Thomas Jefferson Papers

To Thomas Jefferson from Abraham Bradley, Jr., 13 September 1804

General Post Office Septemr. 13. 1804


Agreeable to the postmaster generals directions I have the honor to inclose the honble. John Stewarts letters of July 23rd to the Secretary of state complaining that the western mail is sent by a new route &c.—also a copy of the P M General’s letter of July 13th to Mr. Stewart and of my letter to him of August 9th. being the whole that we have written him on the subject.

Mr. Stewarts complaint is 1st that the main Western mail is sent by a route other than the one by York, which he supposes unauthorised by law, & 2ndly that the carriage of the mail on part of a post road from York to Carlisle was discontinued.

1st. The act to establish the post office and postroads passed May 3. 1794 enacts “That the following be established as post roads namely”—“From Philadelphia, by Lancaster, Yorktown, Carlisle, Shippensburg, Chambersburg, Bedford and, Greensburg to Pittsburg”—“From Philadelphia by Norristown, Pottsgrove, Reading, Lebanon & Harrisburg to Carlisle”—And by an additional act passed April 23. 1800 the following was established, “From Lancaster, by Elizabethtown and Middletown to Harrisburg, Sunbury & Northumberland”—By the sketch annexed it will be seen how these roads connect with each other, & that the mail from Philadelphia for Pittsburg & the western country may be sent by various routes with little difference in point of distance, & that mail carriers are employed on each.

The words of the act go merely to designate various post roads, they no where require the postmaster general to include specific parts in one contract or require the mail for any portion to be carried by the same hand. Neither does it require that the particular mails from Philadelphia for Pittsburg shall be sent by any specific route.

The 1st sect. of the act to establish the post office, among other things designates the duties of the postmaster general—“He shall provide for the carriage of the mail on all postroads that are or may be established by law & as often as he having regard to the productiveness thereof and other circumstances shall think proper.” These are the only clauses or acts that relate to the subject.   We consider that from Philadelphia by Lancaster Elizabethtown, Middletown & Harrisburg to Carlisle is as much a post road as from Philadelphia by Lancaster, & Yorktown to Carlisle & it has always been a practice to include such portions of post road in particular contract without reference to the original act, as appears eligible. This is in a measure necessary to the due conveyance of the mail, for in the first establishment, many routes for want of direct roads or for the accomodation of particular places were made quite circuitous, & subsequent acts without discontinuing the bends have made near or cross routes from one bend to the other; whenever this has been the case the contracts have been made for the strait route, & separate ones to accomodate the places on the bends.   In this view it is considered that the postmaster general had a clear right to send the great western mail by Harrisburg in the manner that he has done.

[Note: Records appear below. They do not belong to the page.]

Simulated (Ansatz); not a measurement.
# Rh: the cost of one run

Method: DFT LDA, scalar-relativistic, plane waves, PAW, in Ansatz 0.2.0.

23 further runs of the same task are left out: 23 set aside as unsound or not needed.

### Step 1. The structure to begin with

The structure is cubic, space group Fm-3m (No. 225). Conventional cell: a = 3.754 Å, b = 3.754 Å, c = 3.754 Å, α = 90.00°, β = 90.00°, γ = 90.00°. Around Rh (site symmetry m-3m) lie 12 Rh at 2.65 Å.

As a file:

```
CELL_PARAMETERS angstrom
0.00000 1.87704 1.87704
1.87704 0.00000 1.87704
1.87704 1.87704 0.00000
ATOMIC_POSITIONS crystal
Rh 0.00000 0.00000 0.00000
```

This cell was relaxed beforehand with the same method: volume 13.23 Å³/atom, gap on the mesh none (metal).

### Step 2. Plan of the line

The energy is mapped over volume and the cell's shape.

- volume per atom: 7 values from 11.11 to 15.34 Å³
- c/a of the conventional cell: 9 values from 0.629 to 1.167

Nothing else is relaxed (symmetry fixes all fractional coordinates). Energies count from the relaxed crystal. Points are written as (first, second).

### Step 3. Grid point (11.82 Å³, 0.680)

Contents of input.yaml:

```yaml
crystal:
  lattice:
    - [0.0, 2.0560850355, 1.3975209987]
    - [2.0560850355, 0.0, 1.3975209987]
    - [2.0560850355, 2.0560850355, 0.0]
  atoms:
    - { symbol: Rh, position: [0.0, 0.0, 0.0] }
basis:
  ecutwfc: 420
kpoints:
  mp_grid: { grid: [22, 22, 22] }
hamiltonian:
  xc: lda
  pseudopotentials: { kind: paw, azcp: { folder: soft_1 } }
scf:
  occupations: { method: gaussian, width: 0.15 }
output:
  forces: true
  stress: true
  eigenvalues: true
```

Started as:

Mr. Stewart states that application was made to the last Congress for an act to direct the Western mail to be sent by Harrisburg & that it was not acted upon; hence he infers that Congress considered that it ought to be continued by York. But if we consider that no act of congress ever required it to be conveyed by York, or ever was passed requiring any particular mail or mails to be conveyed by a specific road the inference if any must be that it was not considered a proper subject for congress to act upon, & that it was properly confided to the discretion of the postmaster general.

When proposals for carrying the mail in stages between Lancaster & Pittsburg were first made, the proposers insisted upon running by Harrisburg and not by York. The postmaster general was aware that the citizens of York would be dissatisfied if the stages to the western country were not made to pass through that town, & therefore endeavoured to prevail on those who made the proposals to run that way but was unsuccessful. The two routes branch at Lancaster and meet at Carlisle; by our account the distance from Lancaster by Harrisburg to Carlisle, the route which is taken by the stages, is fifty three miles, and from Lancaster by York to Carlisle fifty nine miles, making a difference of six miles in favour of the former, & the proposers represented the quality of the road equally in its favour. But this was not the motive which governed the postmaster general, as he had only the alternative of contracting to carry in stages by the Harrisburg route or continuing it by the York route on horseback.   The establishment of stages on great public roads is so important to the convenience of the public and to the security of the mail that he could not hesitate about acceding to the offer. A contract has accordingly been made for carrying the mail in stages from Lancaster by Harrisburg to Pittsburg for the term of four years commencing on the first day of July last. And I have good grounds for saying that it is very pleasing to a large portion of the citizens of Pennsylvania.

2nd. That the carriage of the mail on the part of a post road, from York to Carlisle was discontinued?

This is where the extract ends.